“Beware of false prophets” (Matt 7:15).
2 Kgs 22:8-13; 23:1-3; Mt 7:15-20
The image of a wolf in sheep’s clothing is shocking not just because the two images are so different but also because deception is implied. Someone with violent intentions is hiding within the guise of innocence.
The use of this image by Jesus in the Gospels and by Paul to describe the threat he perceived to his fledgling communities was always about false teachers. Jesus saw his mission to reveal what God is really like – the Abba, a parent, filled with tenderness and mercy for all his children -- but was continually running up against the power of formal religious leaders, whose interests to control people required a fearful, threatening God tied to legal observance.

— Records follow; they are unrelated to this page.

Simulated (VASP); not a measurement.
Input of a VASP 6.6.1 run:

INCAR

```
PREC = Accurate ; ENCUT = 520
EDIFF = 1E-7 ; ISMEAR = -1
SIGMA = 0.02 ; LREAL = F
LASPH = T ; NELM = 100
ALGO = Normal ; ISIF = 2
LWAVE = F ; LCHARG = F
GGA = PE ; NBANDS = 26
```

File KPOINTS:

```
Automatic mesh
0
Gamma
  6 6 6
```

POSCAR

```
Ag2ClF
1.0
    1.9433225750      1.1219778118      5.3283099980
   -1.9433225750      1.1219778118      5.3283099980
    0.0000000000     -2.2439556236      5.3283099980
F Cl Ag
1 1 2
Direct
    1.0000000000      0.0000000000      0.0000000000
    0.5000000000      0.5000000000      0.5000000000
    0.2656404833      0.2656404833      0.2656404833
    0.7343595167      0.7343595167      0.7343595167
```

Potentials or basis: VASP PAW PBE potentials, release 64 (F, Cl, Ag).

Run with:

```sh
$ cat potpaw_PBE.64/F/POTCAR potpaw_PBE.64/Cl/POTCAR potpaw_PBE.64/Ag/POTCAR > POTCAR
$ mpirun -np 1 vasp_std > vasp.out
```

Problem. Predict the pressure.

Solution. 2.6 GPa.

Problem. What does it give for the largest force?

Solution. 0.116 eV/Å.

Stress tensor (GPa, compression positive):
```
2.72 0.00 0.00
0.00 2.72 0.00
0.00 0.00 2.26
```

Wherever his ministry took him, Jesus encountered people whose bodies and spirits were cowed and twisted with fear, communities ruled by status and shame, inclusion and exclusion. Those entrusted with the welfare of the community lacked compassion and too often concealed their own faults and immaturity behind a cloak of authority. The corruption of what should have been the best was instead the worst representation of God. It only perpetuated infantile religion and a moral meritocracy that savaged the community with prejudice and divisions.
We are to be neither sheep nor wolves, but disciples who listen and learn from Jesus how to be both innocent and shrewd about the complexities of human nature and the challenges of forming community in a world of light and darkness, good and evil. We ourselves are not above the struggle, and we must always be on guard to seek the truth and use power wisely.